On Sep. 21, 92-percent of Bethel College’s student population was involved in the school’s annual Service Day — which benefits students and organizations in Newton and North Newton alike by getting students involved in the community to build relationships.
“I don’t know whether or not this is the case, but I can imagine that a Service Day connection could open up opportunities for a student to come back to the organization and volunteer in other ways,” campus pastor Michael Unruh said. “And the staff of an organization might be interested in coming to college activities to support the students they met and served with.”
While Service Day helps craft those relationships between students and organizations, the latter are appreciative of the work done by the volunteers.
“Several organizations have commented that the students serving at their organizations were hardworking, respectful, and fun to be around,” Unruh said. “I’ve also heard that the work completed during the service times exceeded expectations — and in some cases was completed well before the time they expected.”
As for students, Service Day assists in providing real-world experience and becoming immersed into the surrounding community. “The organizations where students serve get to interact with Bethel students in ways they otherwise might not,” Unruh said.
He continued, “Students learn about the mission and values of the organizations they’re serving. They become aware of how important it is to step out into the community and provide assistance to organizations where help is needed and [create] opportunities to continue connecting with organizations for future jobs or even more volunteer work.”
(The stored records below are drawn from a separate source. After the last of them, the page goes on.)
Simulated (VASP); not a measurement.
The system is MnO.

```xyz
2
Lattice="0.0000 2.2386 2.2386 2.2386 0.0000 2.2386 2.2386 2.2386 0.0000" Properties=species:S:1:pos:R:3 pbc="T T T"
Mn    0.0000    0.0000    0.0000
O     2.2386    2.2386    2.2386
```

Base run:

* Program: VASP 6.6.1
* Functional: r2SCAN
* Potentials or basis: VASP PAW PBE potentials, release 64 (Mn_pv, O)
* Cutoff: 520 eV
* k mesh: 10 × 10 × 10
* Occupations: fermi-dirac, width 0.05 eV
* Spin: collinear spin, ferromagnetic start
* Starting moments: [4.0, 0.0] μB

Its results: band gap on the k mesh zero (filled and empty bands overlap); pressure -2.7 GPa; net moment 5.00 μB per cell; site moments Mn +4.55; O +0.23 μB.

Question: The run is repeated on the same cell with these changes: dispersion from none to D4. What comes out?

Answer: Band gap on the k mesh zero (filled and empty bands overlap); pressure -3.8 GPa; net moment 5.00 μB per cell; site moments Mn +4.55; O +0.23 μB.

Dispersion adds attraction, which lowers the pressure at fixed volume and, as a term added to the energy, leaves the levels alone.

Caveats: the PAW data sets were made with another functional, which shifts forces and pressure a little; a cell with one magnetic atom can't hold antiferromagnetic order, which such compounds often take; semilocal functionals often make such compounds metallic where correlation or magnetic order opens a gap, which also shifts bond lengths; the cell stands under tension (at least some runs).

This year, volunteer opportunities included schools in Newton, NMC Health, PrairieView, Community Cleanup, and many others. Unruh also mentioned that students were provided with coffee and donuts that morning in order to bring people together to kick off the day. Additionally, Aladdin Food Services put together an outdoor lunch as another way to bring students together.
Now a week removed from Service Day, Unruh’s team found that even students who were unable to participate in the day’s activites are already looking for other ways to get involved with the community.
“I think [that] speaks to the culture of service we’re hoping to continue developing here in the Bethel community,” Unruh said.